We are staying in an apartment in a converted farm building, a masseria or fortified farm, one of many that you find scattered through this area.  There is an old wall, a tower, and the remains of a moat.  Fortifications provided some protection from invaders, coming from land but also frequently by sea in this part of Italy.  Fortunately, there is no shortage of rocks  from this stony Apulia* soil with which to build walls and towers and ramparts.

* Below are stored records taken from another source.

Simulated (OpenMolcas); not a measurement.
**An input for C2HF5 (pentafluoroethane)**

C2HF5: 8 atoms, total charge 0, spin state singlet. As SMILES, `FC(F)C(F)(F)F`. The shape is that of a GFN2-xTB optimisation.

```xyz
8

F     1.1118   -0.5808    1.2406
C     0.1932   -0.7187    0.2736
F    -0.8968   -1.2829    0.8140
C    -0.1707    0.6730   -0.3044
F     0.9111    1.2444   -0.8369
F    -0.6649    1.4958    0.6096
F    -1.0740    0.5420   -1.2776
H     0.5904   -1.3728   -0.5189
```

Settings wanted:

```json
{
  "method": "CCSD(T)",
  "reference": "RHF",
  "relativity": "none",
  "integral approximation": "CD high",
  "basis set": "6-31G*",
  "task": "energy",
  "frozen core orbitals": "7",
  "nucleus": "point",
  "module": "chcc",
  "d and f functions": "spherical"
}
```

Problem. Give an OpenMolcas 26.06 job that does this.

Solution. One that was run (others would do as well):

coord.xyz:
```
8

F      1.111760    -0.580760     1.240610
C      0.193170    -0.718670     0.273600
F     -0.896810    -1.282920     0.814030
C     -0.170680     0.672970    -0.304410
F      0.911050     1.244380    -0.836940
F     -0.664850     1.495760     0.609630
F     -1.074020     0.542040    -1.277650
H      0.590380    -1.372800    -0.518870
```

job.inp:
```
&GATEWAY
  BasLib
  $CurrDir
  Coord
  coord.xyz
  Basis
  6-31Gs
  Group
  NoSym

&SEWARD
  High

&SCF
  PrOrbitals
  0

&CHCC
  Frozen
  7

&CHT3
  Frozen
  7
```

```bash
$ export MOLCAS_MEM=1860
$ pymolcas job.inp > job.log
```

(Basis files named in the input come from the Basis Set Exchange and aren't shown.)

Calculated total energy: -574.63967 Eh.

Masseria Spina pool and farmhouse

Masseria Spina pool and farmhouse

Archway at Masseria Spina pool

Archway at Masseria Spina pool

The farm where we are staying grows olives and, from the size of the trunks, has done so for maybe centuries.  Apulia is pretty much Olive Central for Italy.  Driving down from the Murgia plateau, as we look down to the Adriatic, across Monopoli, north to Bari and south to Brindisi and the tip of the heel, as far as the eye can see there are olives, blanketing the landscape.  Mostly planted in careful straight lines, contained by pretty rock walls – some of these are new, some still under construction, and others ancient and crumbling – olives are clearly big business down here.  But not only do they add deliciousness to the seafood, provide a wonderful source of unsaturated fat (the olive oil and tomato combination is essential to the healthy Mediterranean diet), but they soften the landscape and, even in their uniformity, provide endlessly changing vistas.  The large, old, gnarled olive trees are scraggly and scrappy, the roots and trunks twist around themselves, often giving the appearance of two trees clinging together through the decades.

And the light – that September Puglia light that the Italians swoon over?  In the late afternoon and early evening, the sun turns the landscape golden.  The beautiful Apulia stone glows, the Adriatic turns an even deeper blue (if that is possible), and the olives soak up the warmth of the last of the summer sun.

 
 
*  I’m using Puglia and Apulia interchangeably as you can see.  I hope it doesn’t confuse anyone.
Advertisements

Toast

Standard

Since we left Rome, we’ve been travelling so much that keeping up with the blog has essentially been a business of recording where we’ve been. And that was not the kind of blog I had anticipated keeping. The writing is easy. But the visuals – loudly clammered for in the first weeks – delay publication, and any thought of moving on to shorter, interest (frivolous?) pieces.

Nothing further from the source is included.